THE BLOG

Three Girls: The Risks Of The Teenage Years

18/05/2017 11:25 BST | Updated 18/05/2017 11:26 BST
BBC

The disturbing dramatisation of the child abuse in Rochdale - Three Girls - shown on BBC One this week, shows us what happens to young people when they do not have sufficient familial resources to protect them. Whilst the dramatisation of the events in which young girls were preyed upon and groomed by predatory men, focuses upon the lack of interest and support from the police and social services, the obvious links between grooming and brainwashing were also clearly shown throughout.

Young people between the ages of around 10 and 16 are particularly vulnerable to grooming in which they are persuaded that the love and sense of belonging they are seeking, can be found in situations which are clearly dangerous to their wellbeing. Because the teenage brain is particularly underdeveloped in the sphere of perspective, the risks involved in such situations are overlooked in favour of the feeding of the parts of the self which are in need of approval and belonging, particularly from their peer group. Being like the others is a core driver in the teenage years and not being able to stand out from the crowd by doing things differently or not going with the flow puts young people, in this case girls, particularly at risk.

There was a scene in episode one which was both poignant and painful, in which the older girl watched as the newest recruit to the gang was rescued from another night of abuse by her parents. As the tears fell from the older girl's eyes, it was clear that she had no-one in her life who believed she was worth something. Making her dependence upon Tariq her 'boyfriend' who was abusing her, both understandable and tragic. What these young girls lacked, was the structural protection of a family and outside of that, the interventions which recognised what was happening to them as child abuse rather than that of a chaotic 'lifestyle choice'. Working as I do with social services, the lack of worth attached to these young girls is something that I recognise, sometimes the statutory focus on removal of babies at birth, rather than support being given where it is needed, can feel like eugenics without the sterilisation.

The portrayal of the sexual health worker who knew that the girls were being abused is well played by Maxine Peake and the agitated interactions between the two teams of workers were accurately described. The frustration that many independent workers feel on encountering the rigidity of the bureaucratic approach and the lack of interest from agencies such as the police in the wellbeing of young people, was shown erupting into the demand that people with the statutory power should do something about such abuse.

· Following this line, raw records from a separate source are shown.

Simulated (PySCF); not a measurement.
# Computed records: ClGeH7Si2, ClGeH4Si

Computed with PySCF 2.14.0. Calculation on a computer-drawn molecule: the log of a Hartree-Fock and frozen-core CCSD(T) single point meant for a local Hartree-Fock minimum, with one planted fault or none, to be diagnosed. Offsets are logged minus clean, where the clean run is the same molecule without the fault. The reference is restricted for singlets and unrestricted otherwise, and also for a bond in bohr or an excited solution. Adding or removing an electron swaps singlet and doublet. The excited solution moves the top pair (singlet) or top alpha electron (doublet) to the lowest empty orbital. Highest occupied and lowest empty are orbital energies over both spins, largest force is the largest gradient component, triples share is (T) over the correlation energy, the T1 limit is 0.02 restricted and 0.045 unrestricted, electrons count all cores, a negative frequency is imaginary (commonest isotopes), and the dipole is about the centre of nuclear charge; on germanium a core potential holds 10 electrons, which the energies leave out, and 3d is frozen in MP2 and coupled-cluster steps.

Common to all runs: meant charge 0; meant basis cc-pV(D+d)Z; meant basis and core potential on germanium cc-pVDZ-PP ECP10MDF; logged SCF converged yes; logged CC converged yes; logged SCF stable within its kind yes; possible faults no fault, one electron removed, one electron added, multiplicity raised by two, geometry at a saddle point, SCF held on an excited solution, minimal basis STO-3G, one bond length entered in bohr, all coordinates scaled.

When the people with the statutory power have little or no understanding (or care) for the children being abused however, and when their work is threaded through with institutionalised politically correct assumptions based on race and gender, the end result is what we saw on our screens this week. I wish this were the only place in which young children are being groomed and harmed. Sadly, as many know only too well, the vulnerability of children plus the lack of real understanding of the risks they face in their lives, means it is not.

Young people on the journey to adulthood are incredibly vulnerable to predatory behaviours by adults and grooming and brainwashing as well as being used by cult and gang leaders to further their own ends is common. Just like those young people at risk of being radicalised, young people, boys as well as girls, are vulnerable to having their 'heads turned' by those more flashy or cool than they are. We would do well to remember that inside the body of a mature looking young man or woman is the mind of a child not yet properly developed. Our protection and our recognition of the risks posed by those who would prey on those children should be upper most in our minds throughout all of those vulnerable years.